Turkey: the collective memory of the 2016 coup attempt

On the night of July 15, 2016, Turkey experienced yet another violent coup attempt. Military units occupied the state broadcaster and other strategic infrastructure and attacked parliament, declaring the establishment of a “Peace Council.”

Much of the army, however, remained loyal to the government and, together with the civilian resistance mobilized by President Recep Tayyip Erdoğan, crushed the attempted coup within a few frantic hours. Blood was left on the streets: more than 250 civilians lost their lives, with thousands injured.

What followed was the declaration of a state of emergency (OHAL), during which a veritable purge was carried out against the Hizmet movement founded by religious leader Fethullah Gülen — accused of being the mastermind behind the coup attempt — but also against other opponents of Erdoğan’s party: over 160,000 civil servants were dismissed and prosecuted, schools, businesses, and newspapers were shut down, and thousands fled into exile.

Today, the official narrative celebrates “national unity,” but the memory of this decade and the country’s future prospects shift radically depending on who remembers and tells the story.

On the occasion of the tenth anniversary, we have gathered four voices from Turkish society to explore how this episode — which shaped the country’s recent history — is remembered and reinterpreted.

Each testimony reveals deep fractures in the collective memory: for some, July 15 has become a day of defense of democracy; for others, the acceleration toward consolidated authoritarianism.

These pages are an invitation to retrace the events of that night ten years ago through the eyes of those who lived them, reflecting on what it means to live under the same sky, and on how different both the memories of those hours and the expectations for the future of Turkey can be.

The city of Hakkâri, known as Colemêrg in Kurdish, in southeastern Turkey - D. Bettoni

Şakiro: the intellectual from the East

A 48-year-old man from Turkey’s Kurdish-majority east, he works at his cultural center: “Is there enough freedom to tell this story? No”

Monument to those who died during the attempted coup, Istanbul © Thomas Koch/Shutterstock

Sabahattin, the Gazî of the Turkish state

Sabahattin, 46 years old president of the Veterans and Martyrs’ Families Foundation, recalls: “Allah commanded us to protect the state against any aggression”

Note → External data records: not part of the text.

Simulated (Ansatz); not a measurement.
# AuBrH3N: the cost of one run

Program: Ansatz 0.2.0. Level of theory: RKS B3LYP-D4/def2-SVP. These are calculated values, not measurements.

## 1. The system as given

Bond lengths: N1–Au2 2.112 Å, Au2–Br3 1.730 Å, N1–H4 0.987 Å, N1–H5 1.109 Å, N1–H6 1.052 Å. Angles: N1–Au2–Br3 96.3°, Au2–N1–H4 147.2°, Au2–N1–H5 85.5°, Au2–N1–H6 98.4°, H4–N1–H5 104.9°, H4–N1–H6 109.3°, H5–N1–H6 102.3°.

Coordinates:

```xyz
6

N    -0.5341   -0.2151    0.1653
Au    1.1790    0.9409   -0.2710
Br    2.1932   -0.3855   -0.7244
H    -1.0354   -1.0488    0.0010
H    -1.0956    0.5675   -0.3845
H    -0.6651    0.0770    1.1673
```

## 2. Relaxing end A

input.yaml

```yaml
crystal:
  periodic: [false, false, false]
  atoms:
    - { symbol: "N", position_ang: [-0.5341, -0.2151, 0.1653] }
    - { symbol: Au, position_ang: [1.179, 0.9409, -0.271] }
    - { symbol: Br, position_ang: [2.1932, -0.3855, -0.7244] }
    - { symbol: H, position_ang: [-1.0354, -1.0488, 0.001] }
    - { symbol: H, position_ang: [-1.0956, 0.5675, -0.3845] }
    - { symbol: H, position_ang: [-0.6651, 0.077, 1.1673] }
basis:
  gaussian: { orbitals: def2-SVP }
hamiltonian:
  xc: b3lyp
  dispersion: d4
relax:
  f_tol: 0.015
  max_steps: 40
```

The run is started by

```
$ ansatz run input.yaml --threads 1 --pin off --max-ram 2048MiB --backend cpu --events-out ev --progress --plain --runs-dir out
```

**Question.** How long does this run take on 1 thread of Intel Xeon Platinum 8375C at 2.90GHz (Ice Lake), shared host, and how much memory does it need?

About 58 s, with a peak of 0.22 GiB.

High school students in Turkey © arda savasciogullari/Shutterstock

Melis: the lawyer from white Turkey

A 26-year-old woman in today’s Turkey: “There is a strong tradition of disobedience, we must regain our independence”

Istanbul © thomas koch/Shutterstock

Kübra: the president’s rebellious daughter

A 36-year-old from Istanbul, Kübra is a “raised and born activist” for Havle, a Muslim feminist association. She does not support Erdoğan, but states that the success of the coup “would have set the country back 20 years”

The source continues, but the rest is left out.